I completed reviewing a manuscript #29791 by Gott et al. The authors aimed to replicate the study published by Andrews et al (2017) with an exception of measuring stress response at 2 ages. Unlike the previous study, this paper did not find a significant correlation between developmental telomere attrition and corticosterone parameters. When this study was analyzed with previous 2 studies in a meta-analysis, there was a significant correlation between developmental telomere attrition and the difference in corticosterone levels between time 15 and 30 minutes. Aside from major comments listed above, I have minor comments (see below). I hope my comments will be helpful in improving readability and conclusion drawn from the data.
Minor comments:
Abstract:
Line 24: In the method section, authors states that stress response was measured from 30 individual at age 2. In the abstract, it states 27 starlings. Please clarify the difference in sample size.

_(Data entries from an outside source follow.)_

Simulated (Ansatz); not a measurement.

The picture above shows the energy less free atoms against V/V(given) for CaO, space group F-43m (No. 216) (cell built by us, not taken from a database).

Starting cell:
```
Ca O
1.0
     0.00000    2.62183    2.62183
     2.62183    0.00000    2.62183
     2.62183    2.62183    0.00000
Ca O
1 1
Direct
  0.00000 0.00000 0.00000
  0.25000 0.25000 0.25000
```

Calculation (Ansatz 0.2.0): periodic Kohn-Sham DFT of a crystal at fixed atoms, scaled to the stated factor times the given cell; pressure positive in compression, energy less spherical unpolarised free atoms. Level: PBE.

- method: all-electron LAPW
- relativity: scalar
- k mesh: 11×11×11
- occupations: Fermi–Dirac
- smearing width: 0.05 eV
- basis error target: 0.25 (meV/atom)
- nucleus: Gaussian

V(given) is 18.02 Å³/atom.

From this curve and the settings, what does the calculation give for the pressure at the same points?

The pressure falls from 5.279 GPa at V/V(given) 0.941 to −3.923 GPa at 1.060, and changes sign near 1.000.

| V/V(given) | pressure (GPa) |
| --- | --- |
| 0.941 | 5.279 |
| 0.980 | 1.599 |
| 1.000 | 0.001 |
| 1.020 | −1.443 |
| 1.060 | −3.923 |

Lines 26-28: It is little confusing to know if this is an experimental paper or meta-analysis paper or both.
Lines 25-32: The abstract seems to highlight the shortcomings of the experiment more than what the results of the experiment shows. I suggest rewording the paragraph to describe results, what they mean, and caveats.
Introduction:
Line 43: I suggest removing “would suggest”.
Lines 70-72: I am a bit confused about this sentence. Why having quartets of siblings allow investigation of effects on baseline and peak CORT but not on the change between 15 and 30min? Please clarify.
Line 93: What do authors mean by “familial resemblance”?
Materials and Methods:
Lines 105-106: I assume n = 8 for 4 treatment groups with total of 32 birds. Please specify this.
Line 108: I suggest adding “as the following” or something similar after “under controlled conditions” so it is clear to the reader that the food and begging effort manipulation were only during day 5 and 15 post-hatch. Alternatively, the authors can state this duration close to the beginning of this paragraph.
Lines 121-123: This sentence is not clear to me. It may be me but would it be possible to simply say delta TL of each individual was compared to the mean delta TL to obtain the corrected delta TL? I am not sure what “expected regression to the mean in imperfectly correlated repeated measures” means.
Lines 128-130: Does this sentence mean that birds were separated from a group housing to an individual housing 3 to 27 days prior to blood sampling? Please clarify.
Lines 142-143: This sentence is missing something. “Blood sampling was (collected?) by puncturing an alar or……”?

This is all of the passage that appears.